Problem is following:

How do the following variables go into consecutive memory addresses and their value?

int8_t a = 0x65; char b = 'k'; uint16_t c = 22222; 

for example,

int8_t esim = 9; 

would be stored as




I have a problem I can't seem to figure it out. I hope someone could be able to throughly explain it to me. I get that its very elementary.

And here you go wrong. It is very elementary but not quite as you think it to be

  • Distinct variables need not be stored in consecutive locations in memory. (Or as the last bullet says, not be stored in memory at all)

  • The storage of individual bytes within a multibyte value is implementation-defined - check your compiler manuals. Most personal computing processors nowadays use little-endian 2's complement for integers, however.

  • Even if they were organized by the compiler to appear in memory in exactly the same order as they are declared, each datatype can require an implementation-specific alignment and can therefore start only at an address that is multiple of this alignment

  • And finally, there need not be any variables or memory allocations whatsoever, the compiler just needs to generate a program that behaves as if there were such variables.

We can certainly say something about your program however. If the excerpt

#include <stdint.h>  int8_t a = 0x65; char b = 'k'; uint16_t c = 22222; 

compiles and the variables are placed in memory, then

  • a will be 8 bits with value 0b01100101
  • c will be 16 bits and stored in memory as 2 bytes - 0b11001110 and 0b01010110 at increasing memory addresses (little-endian, usual), or the same 2 bytes reversed: 0b01010110 and 0b11001110 (big-endian).
  • As for b, if the execution character set is ASCII-compatible, as int8_t exists, then char must also be 8 bits wide, then its value will be stored as 0b01101011 (i.e. 107, the ASCII code of k).

Additionally, most often the alignment requirement of an uint16_t object is 2; if that is the case, it must start at an even address.

This deduction is only possible because the int8_t and uint16_t must not have padding bits, hence from having them we can deduce that the width of the smallest addressable unit (char) must be 8 bits too. And uint16_t has only 2 bytes, hence it can only have two choices for endianness.

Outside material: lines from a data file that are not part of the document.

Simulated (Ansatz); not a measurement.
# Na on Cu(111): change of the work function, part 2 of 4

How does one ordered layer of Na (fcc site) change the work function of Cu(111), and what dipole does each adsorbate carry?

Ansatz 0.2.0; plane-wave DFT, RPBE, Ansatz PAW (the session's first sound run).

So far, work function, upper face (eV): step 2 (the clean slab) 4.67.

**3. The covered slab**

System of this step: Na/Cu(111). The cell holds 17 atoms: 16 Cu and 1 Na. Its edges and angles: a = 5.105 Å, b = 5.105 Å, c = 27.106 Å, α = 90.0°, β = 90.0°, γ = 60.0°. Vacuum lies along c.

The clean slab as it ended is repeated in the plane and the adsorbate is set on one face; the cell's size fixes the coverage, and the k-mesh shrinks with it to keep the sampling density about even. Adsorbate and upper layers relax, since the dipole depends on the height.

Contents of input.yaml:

It is easy to test how GCC organizes global variables. Consider the module having the source code

#include <stdint.h> int8_t a = 0x65; char b = 'k'; uint16_t c = 22222; 

we can compile it to an object file:

% gcc -c layouttest.c -o layouttest.o 

and then use nm to list the symbols and their addresses:

% nm layouttest.o             0000000000000000 D a 0000000000000001 D b 0000000000000002 D c 

It seems to be as Jabberwocky's answer expects. If we now compile with -O3, the results can be different:

% gcc -c layouttest.c -o layouttest.o -O3; nm layouttest.o 0000000000000003 D a 0000000000000002 D b 0000000000000000 D c 

I.e. the variables were reorganized, with c at the bottom.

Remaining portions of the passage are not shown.